Homeowner chased wedding carjacker when he came home to find the man in his house

Ian Gold had just put his three-year-old daughter down for a nap when he smelled cigarette smoke. Odd, since nobody in his family smokes. Then he saw a guy racing down the stairs from the third floor of their home on Howes Street in Dorchester.

That was the start of a frightening chase that ended only when the man smashed in the window of a limo outside Blessed Mother Teresa Church at Columbia Road and Dorchester Avenue, punched and pushed the driver out. Even though Gold was on the phone with a dispatcher as he chased the guy through his neighborhood, he says police didn't arrive until after the man drove away in the limo, later found abandoned in South Boston.

In an e-mail interview, Gold said he and his family were out when his wife dropped him and their younger daughter, 3, off so she could take their older daughter, 8, to an art class, around 1:30 p.m. on Saturday.

"I came in with her on my shoulder (she was asleep), put her in our bed on the second floor. I smelled cigarettes, which was strange. He must've been on the second floor in the bedroom when I came in, and gone upstairs. He then scampered down the stairs - I watched him go down from the bedroom. He appeared to be in his mid to late 40s, white, haggard, squat build with a paunch. Wore baggy clothes. Surprising that he was so spry, really.

"I chased him and confronted him on the stairs. He had the hammer in his hand and said 'keep back, keep back.'"

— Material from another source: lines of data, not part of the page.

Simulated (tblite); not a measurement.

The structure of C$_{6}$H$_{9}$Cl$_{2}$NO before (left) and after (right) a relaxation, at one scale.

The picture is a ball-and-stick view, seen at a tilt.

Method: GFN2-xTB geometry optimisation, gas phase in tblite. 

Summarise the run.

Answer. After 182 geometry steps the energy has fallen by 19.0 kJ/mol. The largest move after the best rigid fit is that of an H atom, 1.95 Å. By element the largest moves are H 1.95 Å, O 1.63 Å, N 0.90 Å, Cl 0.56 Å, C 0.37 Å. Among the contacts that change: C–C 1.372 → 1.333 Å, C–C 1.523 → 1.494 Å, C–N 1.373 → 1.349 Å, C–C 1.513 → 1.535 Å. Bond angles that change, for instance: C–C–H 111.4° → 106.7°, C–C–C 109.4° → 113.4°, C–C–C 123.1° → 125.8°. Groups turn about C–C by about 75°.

Gold says he did just that and watched the man run out the back door of the house and jump over a back yard fence - with two duffel bags full of stuff he'd taken. At the very same time, he says, his mother-in-law, who lives with them, came in. With somebody to watch after his daughter, he didn't think twice: He ran out of the house after the guy:

"I called 911 and then stayed on the phone with them for about 5 blocks and (according to my phone log) 7 minutes, describing to the dispatcher what was happening. He tried to carjack three other cars. I read out the license plate of the first car, as I thought it was an accomplice of his. He then tried to open the door of a Hummer. Both of these cars were on a street called Edison Green, waiting to turn on to Dorchester Avenue. He then went at a woman who was at the trunk of her car. I believe he thought he could grab her keys out of her hand, and that he did touch her, but I was too close at this point and she ran away and so did he."

"I narrated the whole sequence to the dispatcher, calling out street names, and was on the phone with them in front of the limo at Mother Teresa's while he attempted to wrest the keys from the driver. This was a protracted struggle, during which I pleaded with the police to get there, told them where we were, and during which a police wagon and police car passed by on Columbia Road, but then didn't stop and turned off down Dorchester Avenue. If they had made a U Turn, they would have been able to prevent or stop the crime."

Today, Gold is still shaken, sad that the guy got away with his wife's engagement ring - it had been his grandmother's - and upset police didn't arrive until it was too late, but grateful his daughter stayed asleep through the whole thing. The carjacking housebreaker remains at large.